Note: The animation file used for the test is from Wolthera Van Hovell (A top Krita artist), https://yadi.sk/d/n9a6YRrP3Lc3Ts.
Figure 1: Test animation screenshot
Figure 2: Animation results from System 2
NB: Cores in the graph above refers to physical cores + logical cores (i.e. 12 cores = 6physical cores + 6 logical cores)
Use case 2: Brushes
For reliability, an automated script was developed and executed on different core numbers in the two afore-mentioned systems, the script logged the brush speeds. The table below shows time spent to render 16 5000-px long strokes with the Gaussian brush of 1000px diameter. As the core number increases, the time spent on rendering reduces (brush speed increases).
Figure 3: Gaussian Brush speed results from System 2
NB: Cores in the graph above refers to physical cores + logical cores (i.e. 12 cores = 6 physical cores + 6 logical cores)
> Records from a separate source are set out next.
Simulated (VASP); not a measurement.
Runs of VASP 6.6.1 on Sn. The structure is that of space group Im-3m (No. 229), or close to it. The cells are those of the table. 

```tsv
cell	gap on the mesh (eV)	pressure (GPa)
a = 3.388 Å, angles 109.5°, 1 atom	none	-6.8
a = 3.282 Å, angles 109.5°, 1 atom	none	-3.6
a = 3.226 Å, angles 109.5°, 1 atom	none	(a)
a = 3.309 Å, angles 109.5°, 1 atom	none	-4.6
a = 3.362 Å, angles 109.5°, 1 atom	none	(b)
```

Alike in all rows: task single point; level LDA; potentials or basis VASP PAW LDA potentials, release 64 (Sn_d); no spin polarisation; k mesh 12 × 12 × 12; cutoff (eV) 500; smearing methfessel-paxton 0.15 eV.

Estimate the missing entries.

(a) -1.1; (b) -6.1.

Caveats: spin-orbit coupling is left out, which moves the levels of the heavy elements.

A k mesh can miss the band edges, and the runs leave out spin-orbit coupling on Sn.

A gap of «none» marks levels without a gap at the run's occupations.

Figure 4: Gaussian Brush speed results from system 1
NB: Cores in the graph above refers to physical cores + logical cores (i.e. 8 cores = 4 physical cores + 4 logical cores)
Conclusion and Recommendations
From the two use cases above, multiple cores and Intel HT Technology significantly improve the performance of processor-intensive computations. A performance gain of 4.37X is achieved when an animation is rendered using all cores in a 6Core system with Intel HT Technology turned on, compared to rendering the animation on one core. This visible and measurable performance gain translates to reduced waiting times by Krita application users, thus increasing their overall productivity.
Intel provides technologies and hardware platforms that meet the ever-growing computer processing demands by software applications. Independent software developers can take advantage of these capabilities by writing multithreaded software which, in turn, offers an excellent user experience to the application users. Different tools are provided by Intel to software developers that could be used to determine software application performance bottlenecks, hotspots, and concurrency issues. An example of such a tool, and which was used in this study, is the Intel VTune Amplifier.